Once again many thanks,

a!


June 15, 2008, 10:28 AM
davis

Hey, Atomo. I hadn't heard about our fanatical following in the UK, although I do know that we're big in Japan. 'Course that's probably because J. Robert tours there every spring in a Stray Cats cover band.

I've seen Alexandra, and I mentioned it very briefly in our episode about the New York Film Festival, but we haven't really given the film a thorough talking over. Maybe it'll play in Chicago soon.

Unfortunately, I haven't seen Cyborg Girl, but I'll be on the lookout. Thanks for listening.

June 15, 2008, 05:46 PM

Actually, Rob, the cover band has changed over to Cheap Trick songs. Those go over even better in Tokyo.

Seriously, though, we also discussed Alexandra in the Toronto podcast. I'd link to it except that I'm technologically illiterate. Judging by your cool chapter breaks, it looks like we talked about it for a couple minutes. But I could see a Sokurov podcast somewhere down the road.

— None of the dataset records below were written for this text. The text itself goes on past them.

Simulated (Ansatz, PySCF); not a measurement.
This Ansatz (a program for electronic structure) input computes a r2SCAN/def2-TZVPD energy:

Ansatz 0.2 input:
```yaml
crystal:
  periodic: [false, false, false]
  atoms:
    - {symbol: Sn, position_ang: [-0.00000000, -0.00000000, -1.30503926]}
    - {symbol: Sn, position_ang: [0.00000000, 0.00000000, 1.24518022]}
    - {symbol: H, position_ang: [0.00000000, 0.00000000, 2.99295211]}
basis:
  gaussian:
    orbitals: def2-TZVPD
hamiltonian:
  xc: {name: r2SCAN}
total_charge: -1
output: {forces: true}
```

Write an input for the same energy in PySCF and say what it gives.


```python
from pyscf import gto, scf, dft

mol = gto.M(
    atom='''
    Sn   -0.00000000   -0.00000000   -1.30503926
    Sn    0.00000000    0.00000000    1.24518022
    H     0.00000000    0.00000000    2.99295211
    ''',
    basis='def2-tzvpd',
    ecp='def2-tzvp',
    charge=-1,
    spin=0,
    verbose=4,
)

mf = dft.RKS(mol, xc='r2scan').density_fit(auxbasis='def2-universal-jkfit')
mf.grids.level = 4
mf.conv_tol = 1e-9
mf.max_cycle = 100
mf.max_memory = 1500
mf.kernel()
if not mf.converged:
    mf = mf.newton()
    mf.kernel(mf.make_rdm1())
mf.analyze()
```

Thanks, Atomo, for your kind words. I haven't seen Cyborg Girl. Is it worth checking out?

June 15, 2008, 06:20 PM
davis

Oops, actually I meant TIFF, not NYFF. The link above is to the Toronto podcast and J. Robert's comments. I saw the film later at NYFF, but we haven't talked about it since.

June 15, 2008, 11:16 PM

Aw, now you've really made me regret missing Stuck, which left town last Thursday. I'll cross my fingers that the Red Vic brings it back.

Kung Fu Panda looks gorgeous- far and away the best-looking animation Dreamworks has released, as far as I can tell (I have not seen Madagascar for example). But why does my nagging sense that all these recognizable Hollywood voice actors playing Chinese characters (anthropomorphic as they may be) amounts to a form of cultural imperialism, have to get in the way of just enjoying what's on the screen? I guess my feelers for this sort of thing are just too sensitive.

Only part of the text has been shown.